In an alternative history where Nikola Tesla finished Wardenclyffe Tower and become an international businessman and inventor. Rose Archer is a hotshot reporter who receives a letter from her sister to come to the Helios. A ship where a man is entitled to the sweat of his brow and is not governed by petty morality and all that jazz. Once aboard, however, she discovers that some terrible thing has happened and science is scary.
Comparisons to Bioshock are unavoidable, even more so that Close to the Sun contently reminds the player of the former, right down to opening narration from a letter to Nikola Tesla's sales pitch. He even suspects Rose of being an agent for the US government Tomas Edison at the start. There is nothing wrong with doing an homage, but if the writing is not as good as the original product. You run the risk of simply reminding the player of a better product that they could be playing.
Pretentiousness and time travel
You might notice that Close to the Sun has many references to Greek myth. Storm in a Teacup named their warning about scientific progress after a myth about hubris. That's about as subtle as you are going to get here. Every chapter is named after a Greek deity, like "The Depths of Hades" or "Flowers of Persephone". It wants to say something profound but none of the chapters correlate to the mood or themes of the chapters. "Path of Ares" has nothing to do with war or carnage, at least any more than mountains of bodies and gallons of blood scattered about in Flowers of Persephone. It is all about sounding smart while offering nothing of substance. Close to the Sun is extremely pretentious in this regard, alluding to and referencing cultural and artistic milestones to sound smart. Speaking of which…
Time travel is exceptionally difficult to get right and more often than not plot holes are inevitable. I will be talking about the ending a little later. However, the relevance of time travel is so tenuous that it could have been removed within a few rewrites. One major plot point is that Ada (from the future) wrote a note to Rose in the past to come to the Helios. But it is never appropriately explored within the narrative, the two sisters act surprised but continue without much fanfare. Rose discovers that another version of herself helped her sister but we never get any sort of closure, it just happens and ultimately doesn't matter. We see glittery apparitions of the past but they serve little more than exposition and glorified dotted lines.
Cut out the nerd talk?
For a game set in 1897, there is a lot of modern language and concepts. Rose repeatedly uses the promise of Scout's honor when talking to not Frank Fontaine. This might surprise you considering the Boy Scouts would only come around in 1910. Words like nutjob, easy peasy, and nerd would only come into common parlance by the 1950s and 60s! And yet they are used here like it is perfectly natural. Maybe Storm in a Teacup was made a world where language and came about by a few decades or it's just lazy and careless writing.

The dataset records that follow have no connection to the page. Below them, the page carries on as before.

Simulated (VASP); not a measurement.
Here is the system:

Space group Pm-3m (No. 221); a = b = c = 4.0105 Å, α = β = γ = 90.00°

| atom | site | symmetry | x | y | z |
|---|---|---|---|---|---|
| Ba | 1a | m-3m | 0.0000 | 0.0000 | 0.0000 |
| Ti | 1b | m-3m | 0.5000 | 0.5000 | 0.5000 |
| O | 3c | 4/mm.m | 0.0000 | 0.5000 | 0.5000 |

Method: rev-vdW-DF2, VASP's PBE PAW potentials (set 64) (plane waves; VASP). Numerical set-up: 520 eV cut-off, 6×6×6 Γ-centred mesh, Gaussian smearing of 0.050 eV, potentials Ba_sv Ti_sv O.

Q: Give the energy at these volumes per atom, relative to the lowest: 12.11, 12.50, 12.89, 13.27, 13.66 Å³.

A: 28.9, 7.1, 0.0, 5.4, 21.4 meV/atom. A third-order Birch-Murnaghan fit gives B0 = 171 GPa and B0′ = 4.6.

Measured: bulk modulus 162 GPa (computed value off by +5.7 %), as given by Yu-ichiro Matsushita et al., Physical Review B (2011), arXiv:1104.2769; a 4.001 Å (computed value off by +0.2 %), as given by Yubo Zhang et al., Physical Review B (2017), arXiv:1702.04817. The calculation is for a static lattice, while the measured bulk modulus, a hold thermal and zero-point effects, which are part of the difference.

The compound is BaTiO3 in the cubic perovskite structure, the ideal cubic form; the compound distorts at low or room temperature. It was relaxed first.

The use of modern language in an old setting is jarring, and painfully out of place. Even games like Hades (which uses words like "mate" or "okay") do not reference institutions or outdated slag. Hades also benefits from being extremely stylish and over the top, making the modern language fit into Ancient Greece. Close to the Sun, despite its genre fiction, still tries to set itself in a plausible reality (much like Bioshock). So when it uses modern slang and references organizations that wouldn't exist for years, it comes across as sloppy and distracting.
You know those juicy tippets I mentioned previously. That Ada from the future sent her sister a letter to save her in the past. A crewmate and reoccurring villain seems to remember Rose from a Ball that occurred on the Helios, something that seemingly has not happened. None of this is explored or given any sort of closure in the ending. She escapes the ship, Tesla promises Rose that there is more to be done and then the game ends.
There is no explanation as to how Ada was able to write the letter, nor is there any explanation for Rose's presence on the Helios in the past or her relationship with the crewmate. I cannot help but feel like the story was rushed or simply never finished before release. Like we ended up with a first story drift as the final. The ending is exceptionally disappointing as nothing appears to have a matter or been compellingly answered.
Close to the Sun is an Amnesia clone is in the most boring of ways. You wonder through a moderately unsettling environment, looking at pieces of paper until you find the key to progression. Then something bad spawns and you run away from it, rinse and repeat. I am describing Amnesia: A Machine for Pigs in fact. But at least with that game, the atmosphere was solid and the threat level was murky and unclear. Close to the Sun, however, lacks any of the qualities seen in A Metaphor for Pigs.
Running away from the scary monster
For most of the time, you wander around an environment, looking for the next way forward. But sometimes a bad person will spawn and chase you. The chase sequences are spectacularly linear and easy to win. All you have to do is run and you will succeed. Unlike Amnesia where you have to block doors with rubble, the monster was a creditable threat that can outrun you. Close to the Sun's monsters can be outrun without much effort or error on the player; they just have to press W and shift until the monster gives up.
Monsters also show up at predetermined points in the story, removing all ambiguity of threat. It does not help that unlike Amnesia: Dark Descent /Machine for Pigs, the monsters are just a man with a knife and an SCP reject. The monsters are not in any way horrific or memorable. All of these elements make Close to the Sun a limp horror fest where the threat is weak and chase sequences boring.
The puzzles can range from impeccably easy to moderately challenging. These thankfully break up the Walking Simulator parts. The puzzles are either related to timing (do a thing in a set time limit to progress) or sequence (flip the switches in a certain order to proceed). The problem is that solving the puzzles isn't partially challenging or interesting in itself. Which wouldn't have been a problem if there was some sort of threat like Rose had to sneak around the knifeman or the SCP reject while solving the problem. Instead of a distraction to offset the dull walking around.
Art style and Graphics:
Close to the Sun is a very beautiful game on its own. The steampunk aesthetic is well used by Storm in a Teacup. Especially the use of Tesla Coils, that iconic machine of Tesla that gives us a glimpse of what could have been. There are also strong influences from the Bioshock series, from the font choices to the alternative history setting and retro-futurism. Even if the inspiration is a little blatant to the ripoff, I will not deny that the visuals are very effective.
Close to the Sun suffers from poor optimization, frame rate drops were common and frequent whenever the needs to render those sparkly ghosts. Whenever anything stressful has to be rendered the frame rate always suffers.
Close to the Sun fails to scare or offer much substance asides from the idea that science is scary. The gameplay is utterly boring and the visuals represent a far better game to the point of a rip-off. There is not that much to recommend here asides from playing Bioshock.